St Nikodimos of the Holy Mountain
Over Advent, I began to read The Philokalia, the collection of spiritual writings which is central to Orthodox Christianity. In the English translation, the definition of the term ‘theology’ was given in the glossary as follows:
Theology denotes in these texts far more than learning about God and religious doctrine acquired through academic study. It signifies active and conscious participation in or perception of the realities of the divine world - in other words, the realisation of spiritual knowledge. To be a theologian in the full sense, therefore, presupposes the attainment of the state of stillness and dispassion, itself the concomitant of pure and undistracted prayer….
As well as being stimulated to think about the nature of theology by this definition, I was also teaching a course on ancient philosophy which focused on Pierre Hadot’s view of such philosophy as being primarily concerned with personal transformation rather than the modern practice of academic philosophy as research. Both of these occasions have encouraged me to think about the nature of study particularly in the area of the laity studying theology or, more generally, of what T. S. Eliot called the ‘permanent things’, but which might also be termed the ‘deepest things’.
Within my own academic discipline of philosophy, there has been considerable debate about whether the subject has taken a wrong turning. The precise nature of such a wrong turning is itself disputed, but a recognisable thread within such debates is whether philosophy as practised within the university has become in some way a desiccated discipline divorced from any substance of true concern to human beings and instead reduced to a merely technical discipline carried out mainly in journals which, rarely actually read, only serve the purpose of credentials for access to and promotion within universities. St Moluag’s Coracle itself was founded in part with the desire to promote a deeper engagement with intellectually rich Catholicism among interested readers in Scotland. But how precisely is this deeper engagement supposed to work?
Imagine a world in which Artificial Intelligence had been developed to such an extent that it was able to produce academic journal articles of the highest quality. Such articles produced by machine and untroubled by any human reader would then be responded to by other artificial intelligence programmes. And so on. The results of these articles would be of the highest possible academic standard. The responses to them would also be of the highest possible academic standard. No human beings would actually read them of course. But since this is close to the current situation anyway and the quality of the articles and research findings would be massively increased, why should we not welcome such a future? What would be lacking?

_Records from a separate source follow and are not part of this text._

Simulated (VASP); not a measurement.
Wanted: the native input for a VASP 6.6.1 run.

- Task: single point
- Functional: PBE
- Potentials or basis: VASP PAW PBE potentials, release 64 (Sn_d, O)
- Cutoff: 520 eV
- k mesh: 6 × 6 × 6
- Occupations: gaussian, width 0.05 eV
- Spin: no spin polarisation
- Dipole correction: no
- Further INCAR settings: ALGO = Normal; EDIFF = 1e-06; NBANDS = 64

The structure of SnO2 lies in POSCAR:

This is of course an absurd version of the future and a gently satirical version of the present. However, it is sufficiently similar to existing conditions for it perhaps to serve as a troubling suggestion for academic philosophy and theology. Debates within the Academy are conducted with little attention from those outside the Academy and to the extent that the results are exported to non-professionals, these results are simply presented as expert wisdom to be received as best they can be without challenge or question. When in addition the modern academic ethos of an incessant push for publication and personal recognition is added in, the resulting creation of churning novelty delivered to a largely uncomprehending and passive laity on the basis of a credentialled authority is recognisable as a distortion but only a slight one of the current position.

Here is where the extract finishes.